Starting on April 15, California slashed the income homeowners receive for installing rooftop solar when they sell excess electricity to the grid. 

The controversial new set-up was established at the end of December. The unanimous vote by the California Public Utilities Commission (CPUC) may have national ramifications, since other states often follow California’s lead.

California is the US’ biggest solar market and one of the largest markets in the world. More than 1.6mn homes and businesses installed 12 GW of solar on their rooftops under the old scheme.

Starting in mid-April, the daytime compensation for excess solar power – always generated during daylight hours, of course – will be cut by about 75% for new solar customers.
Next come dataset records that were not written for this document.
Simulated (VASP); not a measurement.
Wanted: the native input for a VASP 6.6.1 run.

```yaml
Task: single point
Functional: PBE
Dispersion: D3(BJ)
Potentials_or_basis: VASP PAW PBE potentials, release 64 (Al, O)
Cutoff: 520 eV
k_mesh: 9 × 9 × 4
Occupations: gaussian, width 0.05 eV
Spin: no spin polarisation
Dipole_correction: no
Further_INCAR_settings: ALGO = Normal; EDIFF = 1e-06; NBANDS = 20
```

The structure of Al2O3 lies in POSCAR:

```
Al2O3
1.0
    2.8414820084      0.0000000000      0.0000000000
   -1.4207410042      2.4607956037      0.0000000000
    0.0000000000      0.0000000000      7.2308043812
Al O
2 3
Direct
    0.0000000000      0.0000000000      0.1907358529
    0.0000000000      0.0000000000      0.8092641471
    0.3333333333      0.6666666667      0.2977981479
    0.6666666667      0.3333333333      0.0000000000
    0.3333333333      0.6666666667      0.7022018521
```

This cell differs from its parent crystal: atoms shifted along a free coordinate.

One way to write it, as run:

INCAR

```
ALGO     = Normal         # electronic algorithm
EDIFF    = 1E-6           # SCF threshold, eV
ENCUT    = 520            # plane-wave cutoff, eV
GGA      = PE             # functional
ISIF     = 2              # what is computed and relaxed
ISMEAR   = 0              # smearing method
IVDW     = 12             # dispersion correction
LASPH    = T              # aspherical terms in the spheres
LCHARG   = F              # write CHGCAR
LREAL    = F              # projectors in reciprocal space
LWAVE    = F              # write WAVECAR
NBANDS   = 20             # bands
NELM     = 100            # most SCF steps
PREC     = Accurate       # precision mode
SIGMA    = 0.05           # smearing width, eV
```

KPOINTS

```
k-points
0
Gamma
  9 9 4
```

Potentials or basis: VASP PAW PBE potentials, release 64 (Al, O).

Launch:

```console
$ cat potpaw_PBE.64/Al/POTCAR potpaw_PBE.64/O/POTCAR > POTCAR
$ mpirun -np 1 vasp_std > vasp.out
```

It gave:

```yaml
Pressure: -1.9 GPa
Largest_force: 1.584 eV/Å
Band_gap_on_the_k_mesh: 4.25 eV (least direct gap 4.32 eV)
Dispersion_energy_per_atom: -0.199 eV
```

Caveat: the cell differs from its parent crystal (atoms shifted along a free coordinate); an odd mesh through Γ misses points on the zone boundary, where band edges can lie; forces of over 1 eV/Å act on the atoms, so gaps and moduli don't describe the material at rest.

The CPUC had argued that the generous ‘feed in tariffs’ (FiTs) offered under the previous set-up – established 20 years ago – had served their purpose. They helped kick-start the solar industry. The old rules overly favoured those who could afford to install solar panels, tending not to favour those who rent, and did not include enough of a contribution for upkeep and expansion of the grid upon which they rely, said the CPUC.

"It's not designed to last forever," says Matt Baker, director of the commission’s Public Advocates Office. "This incentive is no longer fit for purpose, so we need a new incentive to fit the next problem."

The new policy only applies to new solar rooftop customers.

The new move is highly controversial. The new programme could slash California’s solar market by 50% by 2024, according to a report by consultancy Wood Mackenzie that was released in 2022.